Speaking of putting points on the board, repealing Obamacare should have been an easy victory for the Trump administration. All Trump had to do is ask the Republican Congress to put on his desk the repeal bill that Obama vetoed last year. Instead, the president chose to back an unrealistic three-stage approach predicated on the Democrats suddenly embracing a free market in healthcare in the final stage — an approach that managed to draw opposition from every faction of the Republican Party. A seemingly easy victory turned into a debacle. Not only did the administration’s first major legislative effort end in embarrassing failure, but Trump compounded the damage by attacking the Freedom Caucus, leaving many of his supporters wondering why Mr. Outsider was suddenly acting like the GOP establishment’s pitbull.

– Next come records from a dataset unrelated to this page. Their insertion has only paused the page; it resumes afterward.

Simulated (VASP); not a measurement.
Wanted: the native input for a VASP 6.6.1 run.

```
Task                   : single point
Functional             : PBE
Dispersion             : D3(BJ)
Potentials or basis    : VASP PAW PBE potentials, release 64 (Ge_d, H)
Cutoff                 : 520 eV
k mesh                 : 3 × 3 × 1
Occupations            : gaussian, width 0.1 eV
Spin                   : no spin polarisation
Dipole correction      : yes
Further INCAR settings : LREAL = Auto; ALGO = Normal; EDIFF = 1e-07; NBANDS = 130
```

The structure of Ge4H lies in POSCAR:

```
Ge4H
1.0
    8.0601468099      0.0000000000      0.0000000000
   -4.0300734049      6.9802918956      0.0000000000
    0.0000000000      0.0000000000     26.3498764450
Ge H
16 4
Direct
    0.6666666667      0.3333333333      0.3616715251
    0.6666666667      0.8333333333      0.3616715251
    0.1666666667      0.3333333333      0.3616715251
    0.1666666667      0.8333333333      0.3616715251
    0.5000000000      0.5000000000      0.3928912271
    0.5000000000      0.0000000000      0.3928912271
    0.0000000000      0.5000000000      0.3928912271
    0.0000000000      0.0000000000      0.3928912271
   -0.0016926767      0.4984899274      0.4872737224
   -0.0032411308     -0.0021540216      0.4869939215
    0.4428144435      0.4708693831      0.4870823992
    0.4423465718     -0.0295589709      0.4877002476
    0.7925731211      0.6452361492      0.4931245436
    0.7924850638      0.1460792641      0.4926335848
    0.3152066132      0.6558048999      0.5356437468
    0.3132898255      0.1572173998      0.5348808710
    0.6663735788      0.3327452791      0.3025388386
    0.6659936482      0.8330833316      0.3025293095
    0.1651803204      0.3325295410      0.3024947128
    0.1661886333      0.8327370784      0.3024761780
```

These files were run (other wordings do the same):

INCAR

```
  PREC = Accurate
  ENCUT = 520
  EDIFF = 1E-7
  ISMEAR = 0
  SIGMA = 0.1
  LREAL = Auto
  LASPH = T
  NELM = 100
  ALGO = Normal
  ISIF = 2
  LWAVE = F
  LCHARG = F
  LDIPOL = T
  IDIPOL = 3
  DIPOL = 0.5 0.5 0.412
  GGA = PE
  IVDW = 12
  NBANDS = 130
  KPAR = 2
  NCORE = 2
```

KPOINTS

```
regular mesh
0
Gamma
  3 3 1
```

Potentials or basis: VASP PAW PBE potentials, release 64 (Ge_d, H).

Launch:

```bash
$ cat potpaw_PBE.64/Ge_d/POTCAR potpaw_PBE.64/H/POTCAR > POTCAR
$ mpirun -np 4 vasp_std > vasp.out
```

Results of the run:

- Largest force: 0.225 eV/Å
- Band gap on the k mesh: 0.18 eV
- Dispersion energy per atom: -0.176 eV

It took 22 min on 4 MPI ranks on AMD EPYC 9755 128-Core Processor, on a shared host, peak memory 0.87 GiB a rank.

Despite promising to move on to tax reform, Trump decided that being leader of the world is easier than trying to get anything through Congress. In 2013, when Obama was contemplating whether to enforce the red line he drew in Syria, private citizen Trump issued a blizzard of tweets urging him to stay out of the Syrian civil war because America had nothing to gain from getting involved in another war in the Middle East. As a candidate, Trump railed against the interventionist foreign policy of his Republican opponents and Hillary Clinton, called NATO obsolete, and declared that he was running to be president of the United States and not the world. Apparently, candidate Trump did not to take into account that images of children dying a horrific death might surface at some point of during his presidency. Within a couple of days of the chemical attack in Syria, Trump reversed his non-interventionist position and launched 59 Tomahawk missiles into Syria to send a clear message that America will not stand by as innocent babies are killed with chemical weapons. He didn’t even wait for a full investigation – apparently because he is “bold and decisive,” unlike his predecessor. Once again, his supporters were left to wonder what happened to Campaign Trump.

With each passing hour, Trump’s foreign policy more and more resembles that of a traditional Republican president. NATO has gone from being obsolete to worthy of being expanded. Russia is once again the top geopolitical opponent, while China preserves her special treatment despite its human rights record.  During a press conference with NATO secretary general Jens Stoltenberg, Trump mentioned terrorism — but never Radical Islam. Looking at the trend line, it won’t be much longer before Trump declares that Islam is the religion of peace.  Strap yourselves in, Trump supporters, it’s going to be a bumpy ride.